A line of shotshell slugs from Latvia solves five American hunting challenges—accuracy, penetration, expansion, lethality and legality—in one fell swoop. Anyone who’s had to fuss with slugs in a shotgun-only hunting zone knows they’ve never been famous for long reach or precision accuracy, although sabot types and rifled barrels have improved that a lot in recent years. But if you like the idea of the full-diameter hole and heavyweight punch that an old, full-patch “punkin' ball” can deliver, you’ll want to take a hard look at Ddupleks slugs.
The Ddupleks line currently imported into the United States includes four 12-gauge, 2 3/4-inch loads. (Yes, the name really does start with two D's; it’s pronounced “dee-duplex.”) Two of the slugs, smartly called Broadheads, are wasp-waisted solids with dished-out “noses” that are segmented into six petals engineered to expand, break off and disperse through the target medium. The other two, called Steelheads, have a similar waist but are flat-nosed solids designed to penetrate straight and deep.
Both the Broadhead and Steelhead slugs are made of steel. They are under nominal 12-gauge bore diameter, and are surrounded by narrow polyethylene skirts fore and aft that obdurate to varying bore diameters and choke constrictions. That’s probably a big part of the reason why they’re so accurate in so many guns. The Broadheads and Steelheads I measured were .630 inch in diameter at the widest parts of their steel bodies, front and back. Their polymer skirts spread .726-.730 inch. Under the heat and pressure of firing, I suspect these skirts flare dramatically to grip any bore, smooth or rifled, yet squeeze down easily to slip through tight chokes.
The polymer skirt at the front of the Broadhead serves a second purpose. It divides the “nose” of the slug into petals and fills the hollow between them. Upon impact, the chunk of polymer squashes against the petals, aiding in expansion and fragmentation.

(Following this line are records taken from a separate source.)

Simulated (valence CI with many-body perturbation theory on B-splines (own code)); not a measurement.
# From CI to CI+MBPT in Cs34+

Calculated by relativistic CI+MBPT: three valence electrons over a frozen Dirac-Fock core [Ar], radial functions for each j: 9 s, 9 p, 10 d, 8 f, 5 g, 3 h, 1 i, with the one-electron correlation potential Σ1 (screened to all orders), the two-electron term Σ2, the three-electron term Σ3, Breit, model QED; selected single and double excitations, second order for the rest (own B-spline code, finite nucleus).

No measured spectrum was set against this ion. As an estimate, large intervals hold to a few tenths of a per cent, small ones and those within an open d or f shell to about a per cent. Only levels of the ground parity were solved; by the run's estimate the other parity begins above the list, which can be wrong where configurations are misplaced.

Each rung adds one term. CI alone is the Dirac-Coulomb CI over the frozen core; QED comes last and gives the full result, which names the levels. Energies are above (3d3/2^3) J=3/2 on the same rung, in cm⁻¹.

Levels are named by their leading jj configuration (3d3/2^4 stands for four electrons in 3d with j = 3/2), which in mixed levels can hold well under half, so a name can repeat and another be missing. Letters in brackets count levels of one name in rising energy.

The skirts are mechanically secured so tightly to the steel slugs that they remain attached during flight and even after violent contact with a variety of media. Gallon plastic jugs of water, corrugated fiberboard, plywood, gravel and dirt have variously smoothed, spread, bent and mangled the skirts, but thus far have failed to dislodge them.
I tested the accuracy of the Broadhead and Steelhead loads primarily in a Mossberg 930 semi-automatic with a press-fitted, 24-inch, rifled barrel and a Leupold VX-3i 2.5X-8X-36mm scope fixed to the barrel via a cantilever mount. Semi-auto (and pump) shotguns with interchangeable barrels, not to mention cantilever scope mounts, aren’t famous for rigidity and maximum accuracy potential. Still, this setup yielded 50-yard, three-shot groups running 1.25-2.5 inches and 100-yard groups spreading 2.9-4.3 inches, depending on the load. These groups are even more remarkable considering all holes in the targets were slightly oblong, indicating these long slugs were flying at the ragged edge of stability for the 1:36-inch rifling twist of the Mossberg. Friends with faster-twist barrels and stiffer slug guns like the Savage 212 bolt-action shotgun report one-hole groups at 50 yards.
Because many slug-gun hunters press their smoothbore bird guns into service for deer, I fired a 25-yard, three-shot test group through a Winchester SX4 having a 28-inch bird barrel with an improved-cylinder choke. I sat and shot off a Bog-Pod tripod rest, and I used just the front bead for aiming, but I still poked a 2.55-inch group.
As I suspected, the Steelhead penetrated like a migraine. I lined up five 1-gallon milk jugs filled with water, and the slug zipped right through them. The next slug made it through seven, so I went to eight jugs in a line and punched through all of those, too. Except for a torn plastic nose skirt, the 11/8-ounce slug I recovered on the ground 40 yards beyond the last jug looked pristine. It still weighed 11/8 ounces. This is not only impressive penetration, but also stellar straight-line performance. African dangerous-game hunters have long chosen flat-nosed bullets for straight-line penetration, and you don’t get much bigger or flatter than the steel meplat of these Steelheads.
The fragmenting Broadhead really impressed me. After punching through a gallon jug of water, six petals broke lose to spread evenly across a fiberboard backer placed about a foot behind the jug. The diameter of the spread was about 12 inches. I recovered one of the 1-ounce Broadheads in the dirt berm 5 yards back. Its red skirt, ragged, was still attached to the steel shank. Slug diameter at the rim where the petals had sheared was .629-inch. Retained weight was .7 ounce. That’s 70 percent weight retention. Hunters wanting deep penetration and dramatic fragmentation will love Broadheads.
I can’t imagine any big game besting these slugs. They are just too heavy, too powerful, too devastating to be anything but lethal. Throw in the ripping, cutting action of those six shed petals from the Broadhead and … oh my.
These slugs should be legal wherever slug hunting is mandated, but check local regs first. Because they contain no lead, Ddupleks slugs should also be legal in lead-free ammo zones.
I’m guessing citizens of Latvia are not allowed to either own rifles or hunt big game with them. Or they really like the challenge of shooting single projectiles from shotguns. Regardless, someone over there has engineered a line of impressive slugs. I have a hunch a lot of American hunters—but not many deer, elk, moose, bears or hogs—will like what Ddupleks has to offer.